Chinese hackers to blame for massive US data breach, says top intelligence official

'You have to kind of salute the Chinese for what they did'

The massive cyberattack on the US government made public earlier this month was probably done by Chinese hackers, the top US intelligence official has said.

Speaking at a conference in Washington DC, Director of National Intelligence James Clapper said China "remains the leading suspect" and that "the US government continues to investigate" the breach.

Earlier this year the personnel records of millions of federal government employees were compromised by a sophisticated cyberattack — estimates vary between 4 and 18 million people's data was taken but an official number has yet to be provided.

The Wall Street Journal reports that, in reference to how difficult the data was to access, Clapper also said: "You have to kind of salute the Chinese for what they did."


The government had up until Thursday refused to blame China in public for the breach, but many US officials have since been saying privately the hackers were likely to be Chinese.

Beijing has denied involvement in the incident, and has not commented yet on Clapper's allegations.

Clapper also called for policy measures to protect US government and business from cyber-espionage.

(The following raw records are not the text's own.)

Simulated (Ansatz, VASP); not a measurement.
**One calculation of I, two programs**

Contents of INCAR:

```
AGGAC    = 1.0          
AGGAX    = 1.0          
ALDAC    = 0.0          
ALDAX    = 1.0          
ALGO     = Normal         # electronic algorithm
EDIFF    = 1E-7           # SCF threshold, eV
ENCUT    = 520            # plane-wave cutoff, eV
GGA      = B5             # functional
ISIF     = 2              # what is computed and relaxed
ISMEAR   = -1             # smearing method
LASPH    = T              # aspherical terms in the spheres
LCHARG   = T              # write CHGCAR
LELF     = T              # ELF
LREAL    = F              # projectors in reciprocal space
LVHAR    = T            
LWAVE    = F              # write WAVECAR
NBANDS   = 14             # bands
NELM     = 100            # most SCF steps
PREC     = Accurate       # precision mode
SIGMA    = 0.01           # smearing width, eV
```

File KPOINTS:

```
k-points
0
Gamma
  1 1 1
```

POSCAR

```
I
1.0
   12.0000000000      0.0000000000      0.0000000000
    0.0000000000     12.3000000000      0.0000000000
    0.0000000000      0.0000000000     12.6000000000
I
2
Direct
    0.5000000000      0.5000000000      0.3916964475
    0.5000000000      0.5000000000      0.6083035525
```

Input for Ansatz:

"The challenge here, the problem for us, frankly, is until such time as we can create both the substance and the psychology of deterrence, this is going to go on," he said.

"And that's been a struggle for us, because of concerns about unintended consequences and other related policy issues."

James Clapper, Director of National Intelligence, said China 'remains the leading suspect' of the data breach (Getty)

Implying there's a discussion within the White House about how best to respond to attacks of this kind, he said there should be a greater emphasis on cyber-defence.

The Treasury Department were earlier this year given fresh powers via presidential executive order to impose sanctions on anyone who conducts a "significant threat" cyberattack against the US government or a US company.

Addressing a question over what he would do in response to the Chinese, Clapper said that's up to the White House: "We are just down in the engine room shoveling intelligence coal."